It’s traumatic for any woman to learn that her husband is gay. And when the husband in question is from Pakistan and the wife from India, it’s a story that goes beyond personal anguish to get enmeshed in the complicated tangle that the two countries are forever caught in.

Ask Salma*, whose marriage lasted just a year and who has been fighting a lone battle for her 11-year-old daughter’s nationality. The resident from Mumbra was married to Karachi-based Salman* in 2005. She was from a lower middle class family who had managed to complete her masters in economics, and he a rich brat who claimed to be an engineer but was actually a school dropout.

“There was no means to cross-check. And we believed them as they were related to us distantly,” says 40-year-old Salma, regretting every day that her daughter was born in Pakistan. “If only if she was not born there… I got her here when she was 2.5 months old and applied for her nationality within the first year of moving back. Eleven years later, she is still a Pakistani.” With that comes worries about her school, college and other admissions.

Salma is not alone. Given the fractious, yet symbiotic, relationship between the two countries and the large number of divided families, there are many such Salmas across India. “In Maharashtra alone, there are hundreds of pending cases,” says an official on the condition of anonymity.

The Home department’s foreign section is flooded with such cases – Indian women married to Pakistanis, divorced and back in India with ‘Pakistani’ children. Officials who deal with these cases claim that one of every 10 cases that comes for citizenship is of children born of such marriages.

In some cases, like that of 29-year-old Saira*, a resident of Sewri Cross Road, divorce resulted in the children being divided. She managed to bring three children back but her eldest, a boy, remained with the father.

“She would come to us every second month to seek a visa to go to Pakistan to meet her eldest son. We understand a mother’s plight but we can’t move her file seeking a Pakistan visa so frequently. We have so many such cases,” says a Home department official.

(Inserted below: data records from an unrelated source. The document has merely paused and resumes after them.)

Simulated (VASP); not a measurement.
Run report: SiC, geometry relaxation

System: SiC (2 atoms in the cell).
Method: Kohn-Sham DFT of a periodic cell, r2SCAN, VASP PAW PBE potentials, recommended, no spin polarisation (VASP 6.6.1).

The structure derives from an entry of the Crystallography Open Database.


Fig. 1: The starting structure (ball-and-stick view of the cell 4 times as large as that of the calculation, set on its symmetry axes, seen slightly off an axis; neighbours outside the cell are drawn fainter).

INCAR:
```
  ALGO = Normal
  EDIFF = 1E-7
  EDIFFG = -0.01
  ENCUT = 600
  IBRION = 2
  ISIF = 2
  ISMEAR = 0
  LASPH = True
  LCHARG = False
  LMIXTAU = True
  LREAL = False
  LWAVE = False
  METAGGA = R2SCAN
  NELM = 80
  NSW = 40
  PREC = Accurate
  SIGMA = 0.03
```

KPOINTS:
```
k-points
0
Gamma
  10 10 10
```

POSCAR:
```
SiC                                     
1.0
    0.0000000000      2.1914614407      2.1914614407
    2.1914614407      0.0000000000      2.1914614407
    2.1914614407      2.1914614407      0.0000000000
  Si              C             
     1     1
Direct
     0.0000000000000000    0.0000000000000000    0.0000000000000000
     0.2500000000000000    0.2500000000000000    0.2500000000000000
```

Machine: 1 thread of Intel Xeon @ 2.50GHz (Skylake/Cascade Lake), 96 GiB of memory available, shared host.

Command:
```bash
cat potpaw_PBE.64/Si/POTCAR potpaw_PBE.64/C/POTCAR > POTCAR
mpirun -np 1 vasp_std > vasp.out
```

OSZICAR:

“I have no means to raise these three kids. It’s not easy for me to leave behind my son. I want to go back and seek alimony from my in-laws. I will fight for my children’s rights,” Saira says determinedly.

Officials believe there are several reasons behind the failure of these marriages. “It’s like any NRI marriage where you only know the truth after you get married,” says an official.

Salma’s is a classic such case. That he was gay was known in Pakistan but she realized it only much later. “He left within two days of our wedding without establishing any physical relations with me… It was only a month later when I reached Pakistan that I learnt about his sexual preference.”

She says she was tortured by her in-laws and came back to India after three months. Told the full story, her parents supported her decision to stay back but relatives persuaded them to give him one more chance. Her father-in-law himself came over to India with the boy.

“It was during this encounter that I conceived my daughter. We believed that everything would be fine now and I went back to stay with him,” says Salma.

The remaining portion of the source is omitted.